- Siddhartha Dhar was arrested in September with eight other men
- Dhar and the others were questioned on suspicion of encouraging terrorism
- He was released on police bail to reappear in December but fled the country
- Westminster Magistrates' Court heard he caught a coach to Paris
- Dhar is believed to be in Syria along with his young family
One of hate preacher Anjem Choudary’s top henchmen was able to skip bail and flee to Syria because of police blunders.
Siddhartha Dhar, 31, disappeared less than 24 hours after being freed on police bail by Scotland Yard detectives investigating Choudary’s inner circle.
They asked him to surrender his passport under strict conditions designed to prevent him promoting al-Muhajiroun, the banned extremist group founded by the fanatic preacher.

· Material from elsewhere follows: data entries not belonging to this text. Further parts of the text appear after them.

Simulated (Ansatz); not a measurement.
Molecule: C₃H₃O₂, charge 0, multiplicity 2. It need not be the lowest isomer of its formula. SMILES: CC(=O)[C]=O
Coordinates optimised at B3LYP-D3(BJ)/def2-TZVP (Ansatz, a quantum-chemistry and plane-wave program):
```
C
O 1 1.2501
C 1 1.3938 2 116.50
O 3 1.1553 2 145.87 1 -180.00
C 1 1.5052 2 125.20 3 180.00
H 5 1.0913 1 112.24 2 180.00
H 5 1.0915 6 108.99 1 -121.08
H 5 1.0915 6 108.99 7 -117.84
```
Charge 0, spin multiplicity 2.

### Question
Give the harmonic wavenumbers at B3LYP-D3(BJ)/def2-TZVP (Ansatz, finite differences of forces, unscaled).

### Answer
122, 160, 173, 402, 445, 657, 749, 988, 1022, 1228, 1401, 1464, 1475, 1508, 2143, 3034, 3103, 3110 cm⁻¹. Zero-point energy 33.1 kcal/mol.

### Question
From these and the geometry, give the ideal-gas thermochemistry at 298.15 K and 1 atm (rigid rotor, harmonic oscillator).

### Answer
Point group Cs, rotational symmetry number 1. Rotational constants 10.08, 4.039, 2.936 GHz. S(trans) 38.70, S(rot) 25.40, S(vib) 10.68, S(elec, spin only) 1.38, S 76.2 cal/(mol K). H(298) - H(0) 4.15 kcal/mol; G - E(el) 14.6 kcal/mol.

Siddhartha Dhar, circled, disappeared only 24 hours after being released on police bail, the follower of Anjem Choudary, centre, took a coach to Paris with his family before travelling on to Syria
But instead, the Islamic convert, known as Abu Rumaysah, took a coach from London to Paris and headed to the Islamic State war zone with his young family.
Last night outraged critics said it beggared belief that a high-profile terrorist suspect could slip through the grasp of police.
Dhar, a darling of TV interviewers repeatedly given a platform on the BBC to promote his radical views, had publicly stated that he wanted to live under the Islamic State.
He was a key member of al-Muhajiroun and offshoot groups such as the Shariah Project, masterminding ‘roadshows’ in London that aimed to recruit troubled youngsters to Islam.
It was at one of these that he is believed to have met, and possibly mentored, Michael Adebolajo, one of the murderers of Fusilier Lee Rigby.
Dhar and nine other men, including Choudary, were held in raids in London and the Midlands in September on suspicion of supporting al-Muhajiroun.
Dhar was among nine men including Choudary, right, held and questioned by police in September
They were also questioned on suspicion of encouraging terrorism before being released on bail and ordered to return to police stations in December.
Police wanted to impose strict bail conditions to prevent them associating with each other, promoting extremism or going overseas.
But it can now be revealed that Dhar fled to Syria with his wife and four young children the day after he was released. The details emerged at a bail hearing at Westminster Magistrates’ Court in which Choudary and other suspects demanded the return of their identity documents.
Asked why Dhar was not in court, prosecutor Luke Ponte said he boarded a coach for Paris on September 27.
He said: ‘He failed to comply with the conditions to surrender his travel documents to police. It’s my understanding that he is no longer in the jurisdiction and that he is currently in Syria.’
The court refused to hand back the identity documents.
Former shadow home secretary David Davis said it ‘beggars belief’ that Dhar could escape so easily. ‘To allow him to surrender his own passport, rather than take it off him, seems at best careless and at worse a terrible error of judgment,’ he added.